Make TransportNodesAction finishHim Execute on Configured Executor by original-brownbear · Pull Request #62753 · elastic/elasticsearch

original-brownbear · 2020-09-22T10:13:02Z

Currently, finishHim can either execute on the specified executor
(in the less likely case that the local node request is the last to arrive)
or on a transport thread.
In case of e.g. org.elasticsearch.action.admin.cluster.stats.TransportClusterStatsAction
this leads to an expensive execution that deserializes all mapping metadata in the cluster
running on the transport thread and destabilizing the cluster. In case of this transport
action it was specifically moved to the MANAGEMENT thread to avoid the high cost of processing
the stats requests on the nodes during fan-out but that did not cover the final execution
on the node that received the initial request. This PR adds to ability to optionally specify the executor for the final step of the
nodes request execution and uses that to work around the issue for the slow TransportClusterStatsAction.

Note: the specific problem that motivated this PR is essentially the same as #57937 where we moved the execution off the transport and on the management thread as a fix as well.

Currently, `finishHim` can either execute on the specified executor (in the less likely case that the local node request is the last to arrive) or on a transport thread. In case of e.g. `org.elasticsearch.action.admin.cluster.stats.TransportClusterStatsAction` this leads to an expensive execution that deserializes all mapping metadata in the cluster running on the transport thread and destabilizing the cluster. In case of this transport action it was specifically moved to the `MANAGEMENT` thread to avoid the high cost of processing the stats requests on the nodes during fan-out but that did not cover the final execution on the node that received the initial request.

elasticmachine · 2020-09-22T10:13:04Z

Pinging @elastic/es-distributed (:Distributed/Network)

…ring-serialization

original-brownbear · 2020-09-24T10:57:59Z

As discussed during distrib sync: I updated the PR to only fork off to another thread for the specific transport action that was causing trouble here, should be good for review now :)

henningandersen

LGTM.

Can we also add an assert to TransportClusterStatsAction.newResponse that it does not run on a transport thread (or always runs on a management thread)?

henningandersen · 2020-09-28T11:33:28Z

server/src/main/java/org/elasticsearch/action/support/nodes/TransportNodesAction.java

-                return;
-            }
-            listener.onResponse(finalResponse);
+            threadPool.executor(finalExecutor).execute(ActionRunnable.supply(listener, () -> newResponse(request, responses)));


nit: this reintroduces double firing the listener if listener.onResponse fails (will also invoke onFailure now). I am OK with it, since it is a separate effort to come up with a good solution for the pattern you use here - unless you can see an easy way around it.

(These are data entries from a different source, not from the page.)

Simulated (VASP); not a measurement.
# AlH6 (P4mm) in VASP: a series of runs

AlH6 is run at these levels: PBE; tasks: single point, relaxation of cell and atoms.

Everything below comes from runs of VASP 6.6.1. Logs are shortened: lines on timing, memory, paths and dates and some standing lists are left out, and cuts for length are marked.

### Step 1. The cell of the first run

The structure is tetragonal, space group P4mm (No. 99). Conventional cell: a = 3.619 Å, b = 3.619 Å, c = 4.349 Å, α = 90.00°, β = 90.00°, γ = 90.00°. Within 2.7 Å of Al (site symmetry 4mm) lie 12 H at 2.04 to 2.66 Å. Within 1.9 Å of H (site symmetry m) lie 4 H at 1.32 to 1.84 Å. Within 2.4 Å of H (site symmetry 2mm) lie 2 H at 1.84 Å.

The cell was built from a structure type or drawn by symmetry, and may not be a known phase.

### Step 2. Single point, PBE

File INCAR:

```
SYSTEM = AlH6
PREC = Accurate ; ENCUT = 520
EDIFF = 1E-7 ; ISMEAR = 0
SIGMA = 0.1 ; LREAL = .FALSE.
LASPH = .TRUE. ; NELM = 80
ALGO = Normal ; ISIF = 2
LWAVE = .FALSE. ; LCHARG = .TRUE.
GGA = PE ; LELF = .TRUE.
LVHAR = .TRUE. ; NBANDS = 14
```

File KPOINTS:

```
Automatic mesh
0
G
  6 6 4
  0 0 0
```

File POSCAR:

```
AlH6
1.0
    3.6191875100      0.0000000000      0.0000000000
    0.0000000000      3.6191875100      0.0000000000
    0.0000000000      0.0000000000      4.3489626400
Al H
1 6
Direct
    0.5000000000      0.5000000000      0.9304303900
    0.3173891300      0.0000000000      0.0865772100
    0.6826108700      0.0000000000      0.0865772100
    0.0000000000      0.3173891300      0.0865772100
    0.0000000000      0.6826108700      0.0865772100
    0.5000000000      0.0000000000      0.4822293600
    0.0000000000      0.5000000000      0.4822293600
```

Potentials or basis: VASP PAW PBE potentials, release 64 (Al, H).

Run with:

I knew you were gonna point that out (really :)). The problem here is, that we really need this safe-guard here I think. Otherwise an exception in listener.onResponse (highly likely a bug in the transport code but still) would lead to the request never getting a response back leaking memory on the caller. We have the same issue when we run this on the same thread actually (the transport handler upstream brings the exception back around to the listener in that case).
-> no easy fix here for now I'm afraid. But I do think we should look into adding more assertions for this kind of thing to ActionRunnable like you did to ActionListener.map and clean these things up more for sure.

…ring-serialization

original-brownbear · 2020-09-28T12:04:50Z

Can we also add an assert to TransportClusterStatsAction.newResponse that it does not run on a transport thread (or always runs on a management thread)?

Done in 474d4cb , went with the not-transport-thread assertion since we use that in multiple other places. Also, it's a little more flexible if we want to start using the transport action in DeterministicTaskQueue tests (I have some background experiments with that ongoing :)).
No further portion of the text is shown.